A good drainage contractor will find ways of finding an outlet. Would you mind giving GPS coordinates? Google earth will let you get elevation #'s so you can plan with that if you are not already using GPS auto steer. (That builds an elevation map in the data. At least mine does.) Don't forget you are supposed to fill out a federal form for anything tile, even repairs. Maybe surface drainage would give you a better ROI? Find a tractor pulled scraper.

Check with other farmers before visiting the NRCS. Some offices house environmental crazies. EPA will someday claim that land as their own, thanks to the water rules.

I'm building my second tile plow.
 
   / How to drain a crop field #7  
I would first run a subsoiler to break up the hard pan and temporarily ditch it after fall harvest. If that didn't adequately take care of the problem I would create a sacrificial small pond/swale/ditch. If that is unacceptable hiring a good drainage contractor who knows the government regulations and paperwork can help you spend your 10-15k budget.
 
   / How to drain a crop field #8  
First welcome to TBN.

From your description you are in red clay soil over the cave system. Correct?

How tall of a rise are you talking?

I'm thinking a grass waterway for that distance. If done properly would be of no interference to farming. Pickup and drive across set down again. Does need to be bushhoged twice a year or more. Maybe cut for hay.
 
   / How to drain a crop field #9  
as soon as you put a pump into the mix... cost / labor / maintenance. goes up quickly and puts you in the hurt. you need something that gravity flows the water to were ever. make it a drainage ditch, or a pipe.

siphon would be next best thing.

and making a sump pump like thing or anything with a pump the very last thing on the list.

Agreed.

Pumping is the last thing you want.

Ditch/swale it

Or tile it and possibly eave a standpipe.
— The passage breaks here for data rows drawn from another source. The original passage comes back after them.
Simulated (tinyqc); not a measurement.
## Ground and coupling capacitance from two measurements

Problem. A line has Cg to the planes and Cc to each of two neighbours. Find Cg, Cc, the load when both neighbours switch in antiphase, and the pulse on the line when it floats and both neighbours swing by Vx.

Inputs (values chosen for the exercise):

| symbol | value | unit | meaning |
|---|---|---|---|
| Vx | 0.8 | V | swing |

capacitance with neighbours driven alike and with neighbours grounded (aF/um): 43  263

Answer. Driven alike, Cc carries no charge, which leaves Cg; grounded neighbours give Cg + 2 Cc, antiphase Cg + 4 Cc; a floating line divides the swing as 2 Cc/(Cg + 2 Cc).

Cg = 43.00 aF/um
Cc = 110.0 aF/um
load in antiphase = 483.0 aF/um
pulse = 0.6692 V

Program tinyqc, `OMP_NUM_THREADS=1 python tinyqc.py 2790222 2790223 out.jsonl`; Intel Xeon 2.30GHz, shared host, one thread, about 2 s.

But talking about 5 or 10 acres of water, and 50 acres draining into that, you will never find a pump big enough. There is always gonna be that higher than expected rainfall that is more than the pump will handle before 10 acres of crop is lost
 
   / How to drain a crop field #10  
Agreed.

Pumping is the last thing you want.

Ditch/swale it

Or tile it and possibly eave a standpipe.

But talking about 5 or 10 acres of water, and 50 acres draining into that, you will never find a pump big enough. There is always gonna be that higher than expected rainfall that is more than the pump will handle before 10 acres of crop is lost

1 acre inch of water is 27,154 gallons. 10 acres, 1 inch deep is 271,540 gallons. I am sure it is deeper than an inch in places. I don't remember exactly (you can look it up) but I believe soybeans do not like to be wet for more than 12 hours. Corn can be in standing water for about 24 hours without major damage. There will always be some damage, but not major.

So just a very rough calculation, 271,000 gallons removed in 12 hours means you will need to remove 22,500 gallons an hour. Figure out the price of a pump that can do that vs. your other options, of gravity drainage, a different crop(?), no crop in that area(?), plant it each year and hope for the best, etc. Hope I am close on my calculations, sometimes I put the decimal point in the wrong place.

If you could get a survey of the elevation differences in the field and to the ditch you are working with, that would be very helpful in making a decision on what will work the best for you. Good luck.